It's like saying "half ten" instead of "ten thirty". There's a missing word, it's "half past ten", it's "friday next week".
How do I know the missing word isn’t [up]coming, as in “Friday (coming [up] (this)) week”? As opposed to next week, which would be “Friday (next) week” in this syntax.

For that matter, the missing word could be this, as in “Friday (this) week” versus “Friday (that (as in the next one after the one contrasted with via the word this) week”. I have no way to disambiguate this, so I ask something like “Friday after tomorrow” or “Friday the 13th” or something. It’s hard being me at times, I’ll admit.

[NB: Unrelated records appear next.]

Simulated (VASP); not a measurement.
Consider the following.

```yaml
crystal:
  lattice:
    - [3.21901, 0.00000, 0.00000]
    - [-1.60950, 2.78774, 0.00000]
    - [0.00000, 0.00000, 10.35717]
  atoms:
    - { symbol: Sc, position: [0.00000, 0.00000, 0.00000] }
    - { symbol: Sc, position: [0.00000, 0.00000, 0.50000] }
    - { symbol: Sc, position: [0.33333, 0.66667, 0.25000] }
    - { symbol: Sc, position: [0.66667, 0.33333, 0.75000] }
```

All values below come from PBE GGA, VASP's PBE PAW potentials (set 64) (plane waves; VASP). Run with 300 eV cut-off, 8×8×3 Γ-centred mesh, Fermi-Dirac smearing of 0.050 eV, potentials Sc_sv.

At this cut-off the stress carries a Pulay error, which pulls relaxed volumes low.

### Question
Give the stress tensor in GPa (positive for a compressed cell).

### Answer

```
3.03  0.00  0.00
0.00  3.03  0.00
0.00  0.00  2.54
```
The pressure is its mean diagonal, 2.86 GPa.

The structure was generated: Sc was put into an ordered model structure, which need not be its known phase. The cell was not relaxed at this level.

In Norwegian that means 9:30. It is indeed very common, that’s how we say every x:30. It’s «halfway to ten» or something.
I hear this in the US when people say "a couple things" instead of "a couple of things". The word "of" is missing!
In Dutch the literal translation is "half tien" which means 9:30 in Dutch. This can be quite confusing ;)
In Germany it‘s even more confusing. In the West people say „Viertel nach Neun“ and “Viertel vor Zehn” which is pretty much „quarter past nine“ and “quarter to ten”, while in Eastern Germany people say “Viertel Zehn” and “Dreiviertel Zehn” which rather means “quarter of ten” and “three quarters of ten”. Even though they are meaning exactly the same times.
My English-speaking father with German heritage said both “quarter to ten” for 9:45 and “quarter of ten” for 10:15. He’s the only person I’ve heard say “quarter of ten”. Now I know that could be from his German heritage even though he never learned German.